Taxpayers will now foot the bill.
Amid fears of one of the biggest financial debacles in history, U.S. regulators and politicians are doing whatever it takes to shore up Fannie Mae and Freddie Mac, the twin pillars of the U.S. mortgage market, to reassure financial markets around the world.
The plan, announced on Sunday night, allows for more loans from the government and the option for regulators to buy certain securities issued by these companies to increase their capital.
Senior Treasury officials stated over the weekend that they had seen no deterioration in market conditions for debt from these companies, and as they had predicted Freddie Mac's issuance of new notes went off without a hitch on Monday.
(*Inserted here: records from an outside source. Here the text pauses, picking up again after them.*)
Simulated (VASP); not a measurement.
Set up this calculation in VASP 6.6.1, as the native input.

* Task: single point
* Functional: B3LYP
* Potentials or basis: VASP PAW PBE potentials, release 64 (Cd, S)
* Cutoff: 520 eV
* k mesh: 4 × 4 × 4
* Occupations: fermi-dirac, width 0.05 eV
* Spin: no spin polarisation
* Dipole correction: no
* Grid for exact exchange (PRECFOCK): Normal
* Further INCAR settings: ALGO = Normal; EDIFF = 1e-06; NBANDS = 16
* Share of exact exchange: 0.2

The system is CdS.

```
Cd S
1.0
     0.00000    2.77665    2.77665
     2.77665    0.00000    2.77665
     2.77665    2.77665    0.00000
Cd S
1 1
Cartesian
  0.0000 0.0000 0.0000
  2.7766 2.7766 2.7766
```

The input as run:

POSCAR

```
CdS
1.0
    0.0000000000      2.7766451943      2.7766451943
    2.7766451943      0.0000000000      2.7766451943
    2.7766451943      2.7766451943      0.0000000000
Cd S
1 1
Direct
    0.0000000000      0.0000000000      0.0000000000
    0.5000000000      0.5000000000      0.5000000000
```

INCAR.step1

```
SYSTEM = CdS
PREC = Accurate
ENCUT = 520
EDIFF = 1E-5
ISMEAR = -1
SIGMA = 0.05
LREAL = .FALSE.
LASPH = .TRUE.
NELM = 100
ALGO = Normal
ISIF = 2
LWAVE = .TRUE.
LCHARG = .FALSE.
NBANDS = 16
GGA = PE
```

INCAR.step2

But experts from both sides of the political aisle say that troubles at these financial behemoths have grown while the administration officials had the tools at hand to mop up the mess.
And they warn that the price tag might prompt Wall Street titans and ordinary taxpayers alike to reach for the Maalox or Zantac: a complete bailout of these huge mortgage finance players could double the fiscal deficit.
"We are not in a position any more not to bail them out," said Peter Wallison, an expert in financial deregulation at the American Enterprise Institute, who worked at the U.S. Treasury Department during the Ronald Reagan administration.
"We must keep this game going in the sense that the U.S. government must continue to stand behind them," Wallison said.
"It's the largest case of moral hazard," he added.
For years, Wallison has warned that the government's implicit backing of Fannie Mae and Freddie Mac poses the danger of "dumbing down" the risk-taking decisions made by market participants, particularly as the business of Fannie and Freddie expanded to account for the bulk of American mortgage activity.
Fannie Mae and Freddie Mac own or guarantee $5 trillion of mortgages, nearly half of all U.S. mortgages.
Efforts that began in the Clinton White House and continued through the Bush administration to boost home ownership, particularly among Americans in minority groups and with lower incomes, were what helped drive a surge in Fannie Mae and Freddie Mac activity. Supporters in Congress egged them on.
Chartered by Congress, but with its stock publicly traded, Fannie Mae and Freddie Mac buy mortgages, guarantee them, and then reissue them as securities, including mortgage-backed bonds.
Fannie Mae's pedigree goes back to the 1930s, when the American economy was devastated by the Great Depression that followed the stock market crash of 1929. Created as part of Franklin Delano Roosevelt's New Deal to provide funding for home mortgages, Fannie Mae later became a publicly traded company with its stock listed on the New York Stock Exchange.
Freddie Mac was created decades later to give Fannie Mae some competition in the secondary market for home mortgages.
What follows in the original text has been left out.